I don't have too much specific advice, but I can tell you how I'd approach it in general.
I would start building the mix with kick and snare. The kick's the 1 and 3, the snare's the 2 and 4. You want to represent all those beats fairly equally. I would probably include the overheads at this point in the process since they affect the sound of the snare. The kick probably needs some sculpting, but I can hardly hear it in your mix. It may need an upper-mid boost for clarity and/or cut some mud.
Once those are balanced I'd bring in the vocal. Kick, snare and vocal should be a rock solid group. The vocal may need eq, editing, compression.
Now I'd bring in the bass. I like it when the bass note essentially carries on from a kick hit. Again, I may need to cut mud or find a bit of upper-mid to boost, being sure not to lose the LF impact of the kick or bass. Your mix is lacking in lows.
Next I'd bring in the rest of the kit, using the kick/snare/vocal/bass as my reference point.

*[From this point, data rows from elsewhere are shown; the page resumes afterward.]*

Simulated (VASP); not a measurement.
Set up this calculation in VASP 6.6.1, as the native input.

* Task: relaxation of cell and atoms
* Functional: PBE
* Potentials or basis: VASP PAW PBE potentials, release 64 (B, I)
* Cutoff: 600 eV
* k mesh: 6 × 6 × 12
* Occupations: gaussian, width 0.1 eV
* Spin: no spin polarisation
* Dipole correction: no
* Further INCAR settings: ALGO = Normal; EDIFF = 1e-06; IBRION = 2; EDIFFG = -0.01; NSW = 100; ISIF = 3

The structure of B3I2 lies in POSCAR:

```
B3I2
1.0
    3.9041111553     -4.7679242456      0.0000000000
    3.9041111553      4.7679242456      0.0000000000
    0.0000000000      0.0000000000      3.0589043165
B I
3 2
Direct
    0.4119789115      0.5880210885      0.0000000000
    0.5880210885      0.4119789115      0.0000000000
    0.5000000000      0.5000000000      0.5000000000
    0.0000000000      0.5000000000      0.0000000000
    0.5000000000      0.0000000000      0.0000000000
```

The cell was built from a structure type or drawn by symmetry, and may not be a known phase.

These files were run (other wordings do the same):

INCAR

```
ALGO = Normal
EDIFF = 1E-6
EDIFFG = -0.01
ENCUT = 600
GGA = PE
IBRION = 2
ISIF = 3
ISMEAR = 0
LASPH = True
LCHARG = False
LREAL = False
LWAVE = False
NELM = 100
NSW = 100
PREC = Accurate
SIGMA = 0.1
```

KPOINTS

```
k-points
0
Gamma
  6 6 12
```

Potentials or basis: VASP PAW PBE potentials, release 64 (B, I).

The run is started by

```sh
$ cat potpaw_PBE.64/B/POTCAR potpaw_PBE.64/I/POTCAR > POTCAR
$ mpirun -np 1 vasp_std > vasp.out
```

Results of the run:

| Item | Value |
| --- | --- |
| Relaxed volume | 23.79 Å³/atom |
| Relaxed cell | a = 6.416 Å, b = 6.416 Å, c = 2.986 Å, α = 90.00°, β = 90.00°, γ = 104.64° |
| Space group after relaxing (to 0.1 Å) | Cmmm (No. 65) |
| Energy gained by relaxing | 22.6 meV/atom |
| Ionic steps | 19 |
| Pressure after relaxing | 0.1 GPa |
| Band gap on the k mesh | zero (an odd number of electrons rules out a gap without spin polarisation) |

Now I'd bring in guitars, filling in all that space, but never losing the kick/snare/vocal trio. It's a fine balance. On the one hand you don't want to lose the vocal, but on the other hand if the vocal is having to work to stay in the mix it makes it sound loud, and you want this to sound like it's loud. So I'd make the guitars sort of challenge the vocal in terms of level. To be honest You were really close to that already.
Then I'd bring in any other vocals using the lead as a reference point.
Now I'd listen for frequency buildups and figure out where I can cut to bring them in line. I often find a low-mid buildup with groups of backing vocals or layered guitars. I'd listen for anything sticking out or getting lost. Eq, level and dynamics may need more tweaking. I'd mute then unmute each track one at a time to see what it's bringing to the mix, good or bad, and walk around the room, listen through a doorway from another room, on headphones etc.